As the BBC refused to back down and accused Campbell of “intimidating” it, the corporation warned that it was prepared to sue a government minister over suggestions that its reporter at the centre of the row had “misled” a Commons committee hearing on the issue.
MPs warned that Campbell had abused his position. Dr Ian Gibson, chairman of the Commons science and technology select committee and MP for Norwich North, said: “What needs to be sorted out is the undemocratic way in which they (Downing Street advisers) operate. I have never seen his job description and I do not know what he does, but it should be abolished.”
Clive Soley, a former chairman of the parliamentary Labour party, said the dispute was “no good for the government, the BBC, politics or journalism” but he had been expecting it. “If the spotlight continues to fall on Campbell his position will become untenable.”
Bob Marshall-Andrews QC, Labour MP for Medway, said: “Alastair Campbell shouldn’t exist. I don’t mean that personally but it is clear his position gives him immense power. He is an appointed, unelected official who has power to direct civil servants. It is not the way a first world government should behave.”
Peter Kilfoyle, a former government minister, said Campbell had broken his own cardinal rule that a spin doctor should not become the story. “The attacks on the BBC are unwarranted,” he said.
Dr Tony Wright, the chairman of the Commons public administration committee, wants Campbell stripped of the right to give orders to civil servants and plans to introduce a bill in parliament to do so.
Yesterday, however, Campbell made it clear he had no intention of stepping down. He told friends: “I am going to go on for four centuries.”
Members of the Commons foreign affairs select committee, which has been investigating the affair, are understood to have concluded that Campbell did not interfere to include in the dossier the warning that Saddam Hussein could ready weapons of mass destruction in 45 minutes. The committee’s report is expected to be published next week.

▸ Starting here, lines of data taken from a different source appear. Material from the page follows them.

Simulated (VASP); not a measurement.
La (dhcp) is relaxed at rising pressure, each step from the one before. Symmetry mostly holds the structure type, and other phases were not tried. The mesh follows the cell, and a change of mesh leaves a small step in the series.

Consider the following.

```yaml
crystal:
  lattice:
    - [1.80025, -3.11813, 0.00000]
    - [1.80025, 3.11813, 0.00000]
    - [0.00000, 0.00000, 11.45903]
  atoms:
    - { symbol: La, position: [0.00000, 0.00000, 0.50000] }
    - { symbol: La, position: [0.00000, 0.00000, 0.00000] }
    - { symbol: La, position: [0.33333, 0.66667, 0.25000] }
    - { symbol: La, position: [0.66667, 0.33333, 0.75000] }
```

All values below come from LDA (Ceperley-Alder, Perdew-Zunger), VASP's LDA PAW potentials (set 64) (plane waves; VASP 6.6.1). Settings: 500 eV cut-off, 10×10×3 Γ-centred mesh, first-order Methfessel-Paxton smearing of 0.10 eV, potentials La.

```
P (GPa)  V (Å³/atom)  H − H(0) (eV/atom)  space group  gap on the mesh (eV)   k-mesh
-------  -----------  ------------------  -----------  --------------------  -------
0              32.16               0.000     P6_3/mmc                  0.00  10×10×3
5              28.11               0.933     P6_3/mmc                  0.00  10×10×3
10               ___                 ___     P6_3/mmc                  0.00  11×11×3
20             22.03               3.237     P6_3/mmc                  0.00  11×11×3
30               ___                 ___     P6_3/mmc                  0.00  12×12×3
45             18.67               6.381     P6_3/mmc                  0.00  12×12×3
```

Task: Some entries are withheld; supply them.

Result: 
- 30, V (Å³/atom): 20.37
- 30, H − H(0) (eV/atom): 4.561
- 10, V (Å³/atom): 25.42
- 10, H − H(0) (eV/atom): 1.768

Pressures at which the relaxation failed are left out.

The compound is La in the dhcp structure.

Campbell is considering pursuing the BBC either through the corporation’s official complaints procedure or the Broadcasting Standards Commission.
His anger was transparent on Friday when he turned up at the Channel 4 studios unannounced to go on the 7pm news and further berate the corporation. It came only hours after the BBC issued a point-by-point rebuttal of his criticisms.
Greg Dyke, the BBC’s director-general and previously a Labour donor, was involved in drafting the BBC’s response.
Ben Bradshaw, the former BBC journalist who is now an environment minister, alleged on yesterday’s BBC Radio 4 Today programme that the corporation had failed to check the original story with the government before broadcasting it.
John Humphrys, the programme’s presenter, denied this but Bradshaw is demanding an apology after claiming checks bear out his version.
Last night Andrew Gilligan, the reporter behind the original story on the dossier, threatened legal action over suggestions that he had misled the foreign affairs committee.
He was responding to a letter from Phil Woolas, the deputy leader of the Commons, made public on Thursday. Gilligan said that if he did not receive an apology within 24 hours he would take legal action with the full backing of the BBC.